The Indians' Francisco Lindor salutes after hitting a game-winning three-run home run in the ninth inning against the Minnesota Twins on Wednesday in Cleveland.
CLEVELAND — Cody Allen’s return to the closer role was far from a triumphant one Wednesday night at Progressive Field.
Francisco Lindor’s at-bat with the game on the line was a much different story.
Allen couldn’t hold a one-run lead in the top of the ninth, but Lindor picked him up in the bottom of the inning, lining the first pitch he saw from Minnesota’s Trevor Hildenberger over the wall in right field for a walk-off three-run homer and a 5-2 victory.
“We didn’t hit the ball all over the ballpark, but we played a nice, crisp game and we had a 2-1 lead and all of a sudden it’s gone in a hurry,” manager Terry Francona said. “It was kind of like you got punched in the stomach. But it feels awful good to leave a team standing out there after that happens. Our guys kinda clutched up.”
Allen, who had pitched well recently after being removed as the primary closer, allowed a game-tying homer to Miguel Sano, the first batter he faced in the ninth.
It took the energy out of the park and cost right-hander Mike Clevinger a well-earned victory, but the electricity returned as Cleveland fought back.
Jason Kipnis lined a one-out single into left and after Yan Gomes drove one deep to the wall in center for the second out, Brandon Guyer delivered a base hit into left.
Lindor followed with his 29th homer of the season.
Lindor struck out against Twins closer Fernando Rodney with a runner on second to end the game Tuesday night — a 3-2 Cleveland loss.
“My dad texted me after (Tuesday’s) game and he said, ‘Don’t worry about it. Tomorrow’s another day. God is good. God has a plan and tomorrow’s another day. Good things will come,’” Lindor said. “That’s what I had in my head. I was just ready to hit from pitch one.”
Clevinger worked one of his better outings of the season, allowing five hits — all in the third and fourth — over seven innings.
He got stronger as the game wore on, retiring the side in order in each of the last three innings he worked, while sitting down the last 11 hitters he faced.

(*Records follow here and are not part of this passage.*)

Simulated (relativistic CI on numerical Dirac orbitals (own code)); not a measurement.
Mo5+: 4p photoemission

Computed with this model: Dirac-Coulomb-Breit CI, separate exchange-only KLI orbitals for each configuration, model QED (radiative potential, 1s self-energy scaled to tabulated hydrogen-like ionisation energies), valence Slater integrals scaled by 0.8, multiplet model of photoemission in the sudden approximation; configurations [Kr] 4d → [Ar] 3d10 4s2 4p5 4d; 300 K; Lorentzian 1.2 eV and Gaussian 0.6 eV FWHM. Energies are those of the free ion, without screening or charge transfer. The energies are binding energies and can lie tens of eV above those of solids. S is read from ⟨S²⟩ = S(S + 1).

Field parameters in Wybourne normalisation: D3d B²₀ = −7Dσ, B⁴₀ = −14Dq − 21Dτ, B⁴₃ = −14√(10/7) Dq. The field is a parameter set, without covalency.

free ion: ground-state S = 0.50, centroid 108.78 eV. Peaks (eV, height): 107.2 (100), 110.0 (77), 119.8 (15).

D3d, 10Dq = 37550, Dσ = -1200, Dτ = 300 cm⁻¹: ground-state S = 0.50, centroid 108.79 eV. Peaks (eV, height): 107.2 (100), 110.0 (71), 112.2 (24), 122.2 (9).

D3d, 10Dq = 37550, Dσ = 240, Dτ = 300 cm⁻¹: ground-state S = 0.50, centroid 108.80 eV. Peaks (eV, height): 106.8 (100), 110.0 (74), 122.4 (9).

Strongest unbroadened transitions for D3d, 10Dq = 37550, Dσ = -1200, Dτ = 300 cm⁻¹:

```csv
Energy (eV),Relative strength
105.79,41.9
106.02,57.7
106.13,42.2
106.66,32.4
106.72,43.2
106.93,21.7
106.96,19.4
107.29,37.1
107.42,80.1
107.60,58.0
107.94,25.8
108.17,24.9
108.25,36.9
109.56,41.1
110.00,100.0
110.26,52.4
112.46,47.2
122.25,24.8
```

“I thought he was terrific,” Francona said of Clevinger, who lowered his ERA to 3.38 over 23 starts. “He got us right where we thought it matched up for (Brad) Hand and then Cody. He gave up the one (run) early. That was it.”
Hand, who has been on the mound in save situations the past week or so, worked a scoreless eighth inning before turning it over to Allen.
Allen, who was riding a string of six straight scoreless appearances, blew his third save in 24 chances.
The Indians’ first two runs were driven in without a hit.
Edwin Encarnacion scored Lindor with a sacrifice fly in the opening inning after Lindor’s leadoff double. Gomes and Guyer started the fifth with singles and Gomes scored on a groundout from Michael Brantley.
It was RBI No. 60 for Brantley, giving Cleveland five players with 60 or more on the season. No other team in the majors has more than three.
For Clevinger, it was no surprise who was at the plate in a key situation for the Indians.
“It’s like every time it’s a spot like this, it’s like, (Lindor’s) always hitting,” he said. “When it’s a chance like this, he’s always hitting. It’s like a sixth sense that you know is going to happen. You look over on deck and you’re like, ‘Does he bat every time it’s a tie game?’ And then every time it seems like he’s coming through. It’s huge.”
Lindor, who was doused with baby powder and piled on upon reaching home plate, was happy to oblige.
“Seeing my teammates and seeing everybody in the stands, it’s the regular season and it feels like playoffs,” he said. “The atmosphere, when everybody is going crazy it feels like playoffs, man and I believe in what we have here. We’re a playoff-caliber team and it’s always fun and special seeing those things.”